We got up at 5.30 in Mocuba hoping to catch an early bus in the cool of the morning. After making our breakfast and folding our laundry we were out the door by 6.30. The student receptionist told us to hurry because there was a bus a few metres up the road ready loading to go to Nampula. We dashed up the road and managed to get a seat. The seats were very narrow and on one side of the bus were three narrow padded seats and there were two on the other side. Surprisingly there were quite a few empty seats on the bus that would have taken at least 70 people sitting down.
Most of the road to Nampula was under construction and there were the odd patches of seal but it was mostly pretty bad.
There were lots of small villages along the way with mud huts with thin grass thatch. At each stop the locals came to sell boiled eggs, mangoes, soft drinks and samosas. The road sides were busy with women carrying 20 litre buckets of water on their heads. They are so strong. One lady had a 50 kg bag of maize on her head as well as a baby on her back and bags of shopping in each hand. They are able to balance the weight of the goods on their heads and still look around for traffic or swivel the baby from their backs to suckle. Pretty skillful.
We were pretty well left alone once we arrived at the bus station, no hordes of touts fighting over us or grabbing at our bags. Bliss. We even beat the bus that left at 5 AM so we were very lucky not to have taken longer than the 5 and a half hours it had already taken us.
With our guide book we were able to find our way to a hotel in the middle of town. It had been fully renovated since the Lonely Planet wrote about it and we were able to get an air conditioned room with a balcony and TV. The restaurant had reasonably priced meals and the rate even included a buffet breakfast.
The Hotel Lurio.
The real bonus was free internet so we could chat online to our daughter who was dealing with a neighbour who had dropped a tree through two of our tenants cars at our place. They also wrecked our clothesline and fence.
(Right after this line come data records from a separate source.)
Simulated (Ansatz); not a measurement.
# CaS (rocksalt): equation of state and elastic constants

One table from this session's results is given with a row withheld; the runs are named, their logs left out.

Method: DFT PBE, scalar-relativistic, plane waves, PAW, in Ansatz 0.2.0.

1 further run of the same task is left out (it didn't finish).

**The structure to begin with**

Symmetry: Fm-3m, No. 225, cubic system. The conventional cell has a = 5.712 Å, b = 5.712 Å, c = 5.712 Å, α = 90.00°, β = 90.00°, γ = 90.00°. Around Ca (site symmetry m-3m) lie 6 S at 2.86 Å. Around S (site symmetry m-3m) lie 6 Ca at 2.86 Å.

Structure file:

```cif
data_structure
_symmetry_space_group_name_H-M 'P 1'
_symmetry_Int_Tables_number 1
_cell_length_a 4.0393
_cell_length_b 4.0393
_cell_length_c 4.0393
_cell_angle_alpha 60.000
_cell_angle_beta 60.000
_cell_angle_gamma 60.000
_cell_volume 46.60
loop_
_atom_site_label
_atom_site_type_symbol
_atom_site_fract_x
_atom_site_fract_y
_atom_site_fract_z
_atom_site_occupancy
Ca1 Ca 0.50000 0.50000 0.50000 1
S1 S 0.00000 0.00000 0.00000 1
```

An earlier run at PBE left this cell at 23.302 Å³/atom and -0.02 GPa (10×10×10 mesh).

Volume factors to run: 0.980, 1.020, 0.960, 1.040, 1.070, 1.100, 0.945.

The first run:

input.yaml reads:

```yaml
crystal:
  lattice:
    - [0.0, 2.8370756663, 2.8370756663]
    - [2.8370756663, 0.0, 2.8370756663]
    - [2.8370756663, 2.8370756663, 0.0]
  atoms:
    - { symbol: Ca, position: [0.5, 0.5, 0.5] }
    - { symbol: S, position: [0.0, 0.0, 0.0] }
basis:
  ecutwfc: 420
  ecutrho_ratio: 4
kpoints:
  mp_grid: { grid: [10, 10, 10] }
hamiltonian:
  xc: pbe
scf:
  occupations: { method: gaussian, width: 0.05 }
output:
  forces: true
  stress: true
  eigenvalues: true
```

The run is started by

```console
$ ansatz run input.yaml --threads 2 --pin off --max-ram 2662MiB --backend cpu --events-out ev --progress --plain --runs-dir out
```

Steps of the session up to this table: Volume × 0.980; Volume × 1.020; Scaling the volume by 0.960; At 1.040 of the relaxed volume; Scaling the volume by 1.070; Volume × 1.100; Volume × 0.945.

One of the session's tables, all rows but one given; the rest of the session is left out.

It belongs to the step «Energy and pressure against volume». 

When it was cooler in the afternoon we walked about the town centre looking at the only tourist attraction, a huge cathedral.
We watched a couple of teams play soccer in a hard dusty playground and sat with the locals in a cafe with a cold local ale. If there was more to see and do it would have been quite nice to stay longer in the town even though we were warned by hotel staff to put our valuables in our room safe and take care of bag snatchers. We were also looking forward to resting up by the sea at Mozambique Island.
It was really restful being left alone by the locals for a change.